The control token is restricted to <ADD AGENT> or <BEGIN MOTION>. Upon <ADD AGENT>, a new row is inserted and assigned a pose token; upon <BEGIN MOTION>, scenario generation concludes and the next timestep's motion simulation begins.

Design Motivation:
Interleaved execution naturally couples the two tasks, enabling the model to autonomously determine whether agents should be added or removed based on the current scene state.
Occupancy grid encoding provides the scenario generation module with spatial awareness of the current scene, preventing redundant insertion at already-occupied locations.
The autoregressive nature of next-token prediction allows the model to generalize from short logs during training to long-term simulation at inference (6× extension).

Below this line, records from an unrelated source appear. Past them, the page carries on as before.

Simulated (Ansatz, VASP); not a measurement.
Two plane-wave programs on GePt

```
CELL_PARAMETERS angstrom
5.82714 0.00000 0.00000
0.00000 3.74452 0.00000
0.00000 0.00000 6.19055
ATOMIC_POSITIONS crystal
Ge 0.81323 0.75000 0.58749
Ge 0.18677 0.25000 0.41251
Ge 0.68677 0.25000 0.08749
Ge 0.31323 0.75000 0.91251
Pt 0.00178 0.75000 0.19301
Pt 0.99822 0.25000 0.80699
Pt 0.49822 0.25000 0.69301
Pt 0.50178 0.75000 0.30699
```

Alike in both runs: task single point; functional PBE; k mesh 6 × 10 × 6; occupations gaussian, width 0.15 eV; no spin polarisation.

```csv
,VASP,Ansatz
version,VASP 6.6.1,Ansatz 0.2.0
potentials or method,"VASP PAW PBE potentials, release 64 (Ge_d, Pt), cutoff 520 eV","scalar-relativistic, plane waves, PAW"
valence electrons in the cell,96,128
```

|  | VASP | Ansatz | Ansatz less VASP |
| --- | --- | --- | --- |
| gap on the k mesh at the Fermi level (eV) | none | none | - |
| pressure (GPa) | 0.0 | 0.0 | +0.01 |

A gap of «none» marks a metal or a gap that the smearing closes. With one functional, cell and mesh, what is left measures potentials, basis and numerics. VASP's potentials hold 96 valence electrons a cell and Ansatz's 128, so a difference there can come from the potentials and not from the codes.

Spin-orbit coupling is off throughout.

3. Occupancy Grid Encoder¶

Function: Encodes the spatial distribution of agents in the current scene as occupancy grid features for use in scenario generation.
Mechanism: Each position in the position token vocabulary $\mathcal{V}_\text{pos}$ is labeled 0 (empty) or 1 (occupied), converted to features via MLP, and fed into Grid Attention.
Design Motivation: Enables the scenario generation module to efficiently reason about the spatial distribution of agents and determine where to insert new ones.

Loss & Training¶

The total training loss is a weighted sum of standard NTP losses over multiple token types: $$\mathcal{L} = \lambda_1 \mathcal{L}_\text{motion} + \lambda_2 \mathcal{L}_\text{pos} + \lambda_3 \mathcal{L}_\text{head} + \lambda_4 \mathcal{L}_\text{control} + \lambda_5 \mathcal{L}_\text{shape} + \lambda_6 \mathcal{L}_\text{type}$$

where $\lambda_1 = \lambda_3 = 1$, $\lambda_2 = \lambda_4 = 10$, $\lambda_5 = 0.2$, $\lambda_6 = 5$.

Training token sequences are constructed by arranging tokens in a fixed order at each timestep: motion token → control token (REMOVE/KEEP) → pose token (ADD) → BEGIN MOTION. Tokens of the same type are ordered by agent distance to the ego vehicle from nearest to farthest.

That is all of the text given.